WAUSAU, Wis. (WSAW) Wausau School District Superintendent Keith Hilts tells 7 Investigates they "messed up" how they handled a child sex assault investigation in one of their classrooms.
Photo courtesy Marathon County Jail
Zachary Robins, a substitute teacher in the Wausau School District, was charged with two counts of child sex assault last week. Court documents suggest he inappropriately touched two students in the classroom on October 15th.
7 Investigates learned school districts are legally required to report 'immoral conduct' by a teacher or substitute teacher to the Department of Public Instruction. DPI Communications Director Benson Gardner told 7 Investigates Tuesday, they were not contacted about Robin's investigation or dismissal.
7 Investigates asked Supt. Keith Hilts today if the district was aware of the reporting law. Hilts told us the district has protocols in place to make sure these kinds of incidents are reported to DPI, but in this case they were not followed.

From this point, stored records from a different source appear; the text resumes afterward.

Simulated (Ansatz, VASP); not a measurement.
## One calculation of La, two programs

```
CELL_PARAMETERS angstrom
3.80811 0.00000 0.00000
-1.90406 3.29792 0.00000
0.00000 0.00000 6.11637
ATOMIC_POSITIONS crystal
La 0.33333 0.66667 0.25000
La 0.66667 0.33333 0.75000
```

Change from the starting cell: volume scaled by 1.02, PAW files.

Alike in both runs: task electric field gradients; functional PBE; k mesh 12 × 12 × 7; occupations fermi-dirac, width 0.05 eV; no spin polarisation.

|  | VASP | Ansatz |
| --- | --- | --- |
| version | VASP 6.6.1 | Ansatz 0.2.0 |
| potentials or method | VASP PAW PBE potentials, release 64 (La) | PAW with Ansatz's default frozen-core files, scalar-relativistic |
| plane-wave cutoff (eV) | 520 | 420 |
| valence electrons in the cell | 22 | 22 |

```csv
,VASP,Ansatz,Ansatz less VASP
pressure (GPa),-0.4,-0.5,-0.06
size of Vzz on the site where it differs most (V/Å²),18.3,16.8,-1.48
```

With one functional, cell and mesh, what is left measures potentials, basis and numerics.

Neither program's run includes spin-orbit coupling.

Hilts says they're adding redundancies to their policies, and working to improve communication with parents.
Hilts told 7 Investigates, "that's my main disappointment. We weren't able to notify parents earlier and moving forward we've got a more solid communication plan. Who's talking to who and what are we going to do when we get, you know, any kind of a message. Any kind of a crisis message."
Hilts also says the district is evaluating it's decision to switch from hiring substitute teachers directly, to using an outside firm.
This past summer, the Wausau School District contracted Parallel Education Division's services to hire substitute teachers.
Hitls says the district used to have a record of each district a substitute teacher worked in, but that information was lost when they switched to a private service.
7 Investigates learned Robins served as a substitute teacher in the DC Everest School District while Wausau Police were investigating the child sexual assault allegations made against him.
We asked the Department of Public Instruction how that was possible.
Benson says the DPI does track which districts substitute teachers teach in, but they only gather that information once a year.
Right now, the most recent list of substitutes is from Fall of 2018.
Since Robins received his license to substitute teach in January of 2019, and was hired by local districts after that, he does not appear as a substitute on their list.
DPI says when they receive a report about 'immoral conduct' it launches an investigation into whether that teacher should have their license revoked. Right now, the status of Robins' license is "under investigation."
DPI says until that investigation is complete, only the district that reported the immoral conduct and the teacher are aware of the investigation. If a license is revoked, all school districts who employ the teacher are informed.